Resilience (Part 2)
This article originally appeared in the August 2012 Successful Supervisor, published by LifeSolutions .
Read Part 1
Performance is best grounded in the skillful management of energy. Focusing on strengths and resiliency enhances performance and productivity (less absenteeism, presenteeism, depression, anxiety, and fewer workers’ compensation claims). Studies reveal that employees who cultivate work‐life balance (engage in activities they enjoy, spend quality time with family and friends, and get adequate sleep, exercise, and nutrition) will perform better in the workplace. Additionally, when employees are encouraged to identify and play to their personal strengths, “doing what they do best,” their work performance improves. It makes sense to encourage employees to take care of themselves and to back up this encouragement with messages and policies that support work‐life balance. From a resilience perspective, management understands that people are not machines . . . they are complex human beings with unique skills, talents, motives, challenges, aspirations, and needs. Leadership recognizes that employees have an intrinsic desire for competency and mastery, relatedness, and autonomy. Leaders can help individual employees satisfy these needs, within company guidelines. The result is internally motivated employees. Employees who are only motivated externally (by reward, threat, or fear) may demonstrate a short‐term performance gain, but this is quickly followed by a drop in performance once the reward is achieved or the threat is removed.
What are some strategies managers can use to support resiliency, the development of strengths, and internal motivation?
Managers can ask themselves the following questions:
- Do my employees clearly understand the priorities in their day‐to‐day work? Gallup Poll research reveals that 40% of employees do not understand what is expected of them on a day‐to‐day basis. This lack of clarity impairs focus, leads to frustration and confusion about goals, and makes it difficult for the employee to apply his strengths to the task at hand. Make sure employees are clear about expectations and priorities.
- Does information flow freely within the work unit and are my employees able to effectively communicate with and get what they need from teams or people outside the work unit? Open communication, psychological safety, and the perception that others are helpful and supportive is vital.
- Do I help my staff identify their strengths and do I support them being able to apply them on a day‐to‐day basis? Higher performing companies focus on talent. They make sure they are providing the right opportunities and choices to staff based on the individual employee’s natural abilities, talents, and passions. It flows much easier and with much less resistance if you are channeling an employee’s energy into tasks they enjoy and are skilled at rather than attempting to force an employee in a direction not in line with his/her innate skills and interests. Some innovative companies are permitting employees to select what teams they wish to work on or what tasks they would like to take on. They recognize that an employee who is excited about the task at hand will be much more engaged and productive than the employee who is performing a task only “because I have to.” Of course, all of this must be balanced by the need to meet the organization’s established business goals.
- Am I the kind of manager who leads by inspiration? While it is not up to you to internally motivate your employees, it is your role to provide an environment that is psychologically safe, trusting, supportive, friendly, and positive. There is an old saying, “It’s not that good managers have better employees, it’s that they manage employees better.”

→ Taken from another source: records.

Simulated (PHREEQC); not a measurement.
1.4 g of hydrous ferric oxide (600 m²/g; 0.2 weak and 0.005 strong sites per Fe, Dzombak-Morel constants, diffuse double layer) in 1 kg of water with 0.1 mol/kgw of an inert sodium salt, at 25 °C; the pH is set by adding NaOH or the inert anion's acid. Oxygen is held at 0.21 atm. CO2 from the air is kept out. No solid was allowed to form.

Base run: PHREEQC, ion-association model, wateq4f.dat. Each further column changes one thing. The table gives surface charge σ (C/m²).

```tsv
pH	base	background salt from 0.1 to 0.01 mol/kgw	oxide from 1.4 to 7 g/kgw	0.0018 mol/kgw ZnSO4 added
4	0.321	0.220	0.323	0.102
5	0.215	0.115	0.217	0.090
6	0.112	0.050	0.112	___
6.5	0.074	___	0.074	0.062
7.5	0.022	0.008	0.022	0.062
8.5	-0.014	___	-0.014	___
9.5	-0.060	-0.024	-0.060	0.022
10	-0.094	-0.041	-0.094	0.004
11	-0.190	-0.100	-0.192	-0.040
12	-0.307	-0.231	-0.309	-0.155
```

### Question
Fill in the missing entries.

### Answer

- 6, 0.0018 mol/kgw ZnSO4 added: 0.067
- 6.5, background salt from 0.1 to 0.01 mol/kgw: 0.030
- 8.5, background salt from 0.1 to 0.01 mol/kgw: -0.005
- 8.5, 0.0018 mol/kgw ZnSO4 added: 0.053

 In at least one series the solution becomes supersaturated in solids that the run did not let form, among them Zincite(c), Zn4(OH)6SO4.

- Do I really mean it when I encourage employees to take care of themselves and maintain a good work‐life balance? Too often we “talk the talk” but don’t “walk the walk.” We tell employees to take care of themselves, but do not support their efforts to do so. Managers can encourage and support short work‐break intervals that allow employees to intersperse physical activities such as walking, stretching, or some other type of restorative activity.
- Do I utilize what my EAP and other resources have to offer and encourage staff to do so as well? There are resources available for staff support and education offering products that promote resiliency, optimism, and mindfulness. All of these can support your employee’s efforts to maintain wellness and balance.